OCI Error: Failed to retrieve PID of executing child process

When running an oci container that specifies a USER option in the build of the image the error Error: Failed to retrieve PID of executing child process is returned when trying to access incus exec. I was able to reproduce this behavior with the official haproxy and memcached images from docker hub. Locating a config.json file that defines the uid/gid of the container under /var/lib/incus directory, and changing it to root (0) the problem goes away.

Two questions:

Is it possible for incus to support running as a different user and be able to exec into the container?

Is there any added security benefit to this over changing the container to run as root? One that stands out on the surface is that a compromised container can install additional packages as root, but not as the less privileged user. That may not do much outside of the container but could have consequences in the container or aid any escaping.

What version of Incus is that on?

Sorry for the missing details.

Ubuntu 24.04 fully updated.
Kernel 6.8.0
Incus 6.9 from the zabbly mirror.

That’s odd, Incus 6.9 is supposed to have the fix for that…
What OCI image are you using?

The two that I tried were haproxy and memcached. I was only really using haproxy but went looking for another image on docker hub that switches users before the entrypoint. Those were the two, and both behaved the same. Other images like generic debian or Ubuntu just work as they execute the entrypoint as root. It was interesting tracking down the config.json file and essentially overriding the user the executes the entrypoint to root and no other changes, and it just works. For now I am working around it by building my own image from the original from docker hub and running as root, but then wonder how to avoid any container risk for exploitation. My biggest concern is the ability to easily install software that could help escape the container, but am not too familiar with the likelihood of that happening. Better to limit is my thoughts. Thank you for your support.

I encountered a similar issue and found a potential solution that might help others facing the same problem. While examining the file /run/incus/myapp/lxc.conf, I came across the following lines:

lxc.init.uid = 1000
lxc.init.gid = 1000

From my understanding, the issue arises because the init process is being spawned as a user other than root inside the container. When I inspected the Dockerfile used to build the OCI image I was working with, I noticed these lines:

# Create user with UID 1000
RUN useradd -m -u 1000 -s /bin/bash kevin

# Switch to user
USER kevin

ENTRYPOINT ["/bin/customapp"]

To address this issue, I modified the container’s configuration as follows:

config:
  raw.lxc: |
    lxc.init.uid="0"
    lxc.init.gid="0"
    lxc.execute.cmd="tail -f /dev/null"

I also changed the execute command since the default entrypoint command would return an error due to lack of arguments. By using tail -f /dev/null, I ensured the container stays alive without issues.

That’s how I understood the problem and the solution. I welcome any feedback or alternative explanations from the community!

As of incus version 6.11, my container config now looks like this:

config:
  oci.entrypoint: "tail -f /dev/null"
  oci.gid: "0"
  oci.uid: "0"

This achieves the same result as the raw.lxc config from my previous post.

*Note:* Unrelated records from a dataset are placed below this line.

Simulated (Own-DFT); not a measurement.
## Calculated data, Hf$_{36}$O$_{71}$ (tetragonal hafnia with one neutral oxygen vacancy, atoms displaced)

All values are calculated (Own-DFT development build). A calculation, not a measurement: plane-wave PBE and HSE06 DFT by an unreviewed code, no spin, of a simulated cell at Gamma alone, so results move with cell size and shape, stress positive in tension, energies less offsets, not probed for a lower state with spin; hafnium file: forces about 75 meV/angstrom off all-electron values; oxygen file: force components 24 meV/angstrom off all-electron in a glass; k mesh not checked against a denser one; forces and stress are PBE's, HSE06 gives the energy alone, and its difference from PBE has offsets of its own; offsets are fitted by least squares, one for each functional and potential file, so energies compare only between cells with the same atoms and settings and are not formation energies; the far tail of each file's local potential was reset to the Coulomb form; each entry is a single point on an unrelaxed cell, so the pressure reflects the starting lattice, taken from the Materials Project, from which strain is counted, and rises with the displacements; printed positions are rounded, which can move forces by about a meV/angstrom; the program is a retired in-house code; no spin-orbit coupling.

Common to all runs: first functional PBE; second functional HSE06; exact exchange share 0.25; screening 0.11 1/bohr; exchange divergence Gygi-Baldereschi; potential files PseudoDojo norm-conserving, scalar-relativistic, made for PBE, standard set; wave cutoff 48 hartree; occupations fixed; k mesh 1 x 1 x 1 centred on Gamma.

Although I’m happy to see these new fields, I feel that the OCI config docs should mention that the UID and GID fields both apply to the resulting lxc init and execute commands.

I don’t have an example, but maybe someone out there may try and setup the init binary to run as root and their entrypoint/execute command to run as a different user. I don’t think this is possible to achieve so a note could be helpful.